Quotient of the torus being homeomorphic to Mobius strip? 
I'm considering X to be the space $[-1,1] \times [-1,1]$, with left glued to right and top glued to bottom, and points symmetric with respect to the diagonal glued to each other. But I still can't visualize the final shape of X. Is that a cone? And I don't know how this shape could be mapped to a Mobius strip?
 A: "But I still can't visualize the final shape of X. Is that a cone?"

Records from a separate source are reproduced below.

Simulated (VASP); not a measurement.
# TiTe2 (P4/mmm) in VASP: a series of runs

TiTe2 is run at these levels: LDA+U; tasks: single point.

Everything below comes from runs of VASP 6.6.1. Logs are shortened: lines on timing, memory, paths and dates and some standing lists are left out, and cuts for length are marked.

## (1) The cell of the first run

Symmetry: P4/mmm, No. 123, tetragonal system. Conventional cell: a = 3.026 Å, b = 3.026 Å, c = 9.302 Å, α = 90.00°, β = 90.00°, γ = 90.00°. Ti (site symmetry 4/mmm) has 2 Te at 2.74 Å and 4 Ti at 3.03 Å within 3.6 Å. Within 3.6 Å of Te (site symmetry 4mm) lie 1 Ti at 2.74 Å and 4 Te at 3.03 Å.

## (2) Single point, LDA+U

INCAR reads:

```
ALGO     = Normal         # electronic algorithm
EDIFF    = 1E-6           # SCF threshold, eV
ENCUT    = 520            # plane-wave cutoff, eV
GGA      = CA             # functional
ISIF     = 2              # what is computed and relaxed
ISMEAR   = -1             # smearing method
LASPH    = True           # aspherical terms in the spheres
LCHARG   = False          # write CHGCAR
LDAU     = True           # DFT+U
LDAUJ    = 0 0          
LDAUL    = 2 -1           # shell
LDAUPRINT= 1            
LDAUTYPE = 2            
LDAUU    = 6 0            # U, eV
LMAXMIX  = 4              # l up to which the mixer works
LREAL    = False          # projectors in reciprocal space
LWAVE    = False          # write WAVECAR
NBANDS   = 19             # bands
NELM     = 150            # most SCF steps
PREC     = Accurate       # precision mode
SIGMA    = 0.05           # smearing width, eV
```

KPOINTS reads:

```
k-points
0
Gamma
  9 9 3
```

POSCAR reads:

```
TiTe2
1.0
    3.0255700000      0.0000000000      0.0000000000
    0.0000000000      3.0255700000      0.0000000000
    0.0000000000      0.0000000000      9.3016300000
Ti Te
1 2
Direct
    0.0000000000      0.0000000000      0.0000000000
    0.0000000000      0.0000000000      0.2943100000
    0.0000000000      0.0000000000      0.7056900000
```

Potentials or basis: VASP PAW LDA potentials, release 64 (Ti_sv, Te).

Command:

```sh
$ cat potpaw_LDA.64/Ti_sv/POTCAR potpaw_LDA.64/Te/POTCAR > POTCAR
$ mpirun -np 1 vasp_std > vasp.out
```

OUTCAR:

It's actually a cross-cap with a disk removed. We can think of it in terms of surface diagrams. Imagine taking the unit square. Since, as you said, the points symmetric wrt the diagonal are identified, imagine folding the square diagonally in half. You end up with a triangle with one edge the segment between $(-1, 1)$ and $(1, 1)$ and another the edge between $(1, 1)$ and $(1, -1)$. But remember that for a point $(x, 1)$ on the boundary, we have $(1, x) \sim (x, -1)$, so you would have to draw the appropriate arrows to indicate gluing. As a hint, your guess that it is a cone is almost correct; a cone is orientable, but the question implies that $X$ is homeomorphic to a Mobius strip, so $X$ can't be orientable! Think about which way the arrows would point in the surface diagram of a cone and switch the direction of one of them. 
"I don't know how this shape could be mapped to a Mobius strip?"
Here's a cool video showing the homeomorphism in detail: https://www.youtube.com/watch?v=yeaw3BnCs34
You can easily prove this using cut-and-paste topology on the triangular surface diagram constructed earlier. Cut the triangle in half, and reglue to obtain the more familiar rectangular surface diagram for the Mobius Strip.